If you skip LZ design, then your Google Cloud adoption will likely be naive and unstructured. You will soon struggle to manage your estate. You will struggle with estate visibility and you will lose visibility of your projects. You will struggle to implement FinOps best practices and you will lose control of your costs. You will hit scaling issues, and likely hit avoidable Google Cloud limitations. You will organise your teams badly, and waste unnecessary engineering effort managing your cloud.

Failure to design leads to problems that are costly to correct!

So consider yourselves warned! If you don’t design and build a landing zone, you will eventually hit these issues. And these issues will be much more painful and costly to fix later in your cloud adoption journey.

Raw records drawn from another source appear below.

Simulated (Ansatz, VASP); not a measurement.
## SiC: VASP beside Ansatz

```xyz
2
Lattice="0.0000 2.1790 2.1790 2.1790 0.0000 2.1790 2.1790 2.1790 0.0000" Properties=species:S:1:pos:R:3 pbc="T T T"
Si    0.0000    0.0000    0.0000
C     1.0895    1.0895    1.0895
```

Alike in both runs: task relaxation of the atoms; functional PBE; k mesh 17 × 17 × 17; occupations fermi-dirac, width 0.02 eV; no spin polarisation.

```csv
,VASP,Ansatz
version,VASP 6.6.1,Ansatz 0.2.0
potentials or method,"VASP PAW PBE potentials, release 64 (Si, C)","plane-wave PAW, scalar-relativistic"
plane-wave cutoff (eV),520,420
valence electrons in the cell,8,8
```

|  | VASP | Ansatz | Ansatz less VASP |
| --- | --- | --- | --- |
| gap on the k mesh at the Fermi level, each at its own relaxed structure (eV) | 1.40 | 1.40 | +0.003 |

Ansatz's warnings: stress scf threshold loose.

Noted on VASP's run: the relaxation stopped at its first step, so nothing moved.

Landing Zone Design Process Overview

The overall design process should look something like this:

Create a “design topics” checklist.
Establish your design approach, and any support / consultancy needs.
Establish an LZ Project Team.
Agree your LZ design decisions and document in an LZ Design Document.
Establish your LZ management and consumption roles and responsibilities, i.e. platform versus tenants.
Create tenant onboarding documentation and (ideally self-service) processes.

After design, we should then:

Deploy the LZ.
Deploy a pilot workload to test the LZ and the tenant onboarding process.

In this article, I’ll quickly run through the first half of the major design topics, and highlight some of the key decisions to be made. We’ll cover on the remaining steps in the next couple of articles.

Design Topics

Here I provide a checklist of the main topics that need to covered during LZ design. Each of these topics will contain a number of design decisions that ultimately need to be made. I’m only scratching the surface in this article, because many of these topics are highly complex and have many options for consideration.

1. Identity and access management

Google Cloud uses Cloud Identity to authenticate users (identitites), and uses Google Cloud Identity and Access Management (IAM) for authorisation; i.e. to control who can do what, with which resources.

We must decide which system will act as the master identity provider (IdP).

The challenge is that most enterprises will already have an existing IdP. If the organisation already uses an existing IdP that you want to retain — such as Active Directory, Entra ID (formerly Azure AD), Okta or Ping Identity — then we can choose to federate from this IdP into Google Cloud Identity or Google Workspace. With this approach, users attempting to sign in to Google services are redirected to the existing external identity provider for single sign-on, and the users can then authenticate using their existing credentials. When an organisation already has Active Directory or Entra ID, a common approach is to use Google Cloud Directory Sync (GCDS) to perform a one-way synchronisation of user identities from AD into Google Cloud Identity:

Using GCDS to synchronise users from AD into Google Cloud Identity

An important thing to note is that passwords are never synchronised from AD to Cloud Identity. Authentication still happens against the external identity provider.

However, if:

You don’t have an existing IdP;
Or you have an existing IdP you don’t want to keep;
Or you’re already using Google Cloud Workspace or Google Cloud Identity…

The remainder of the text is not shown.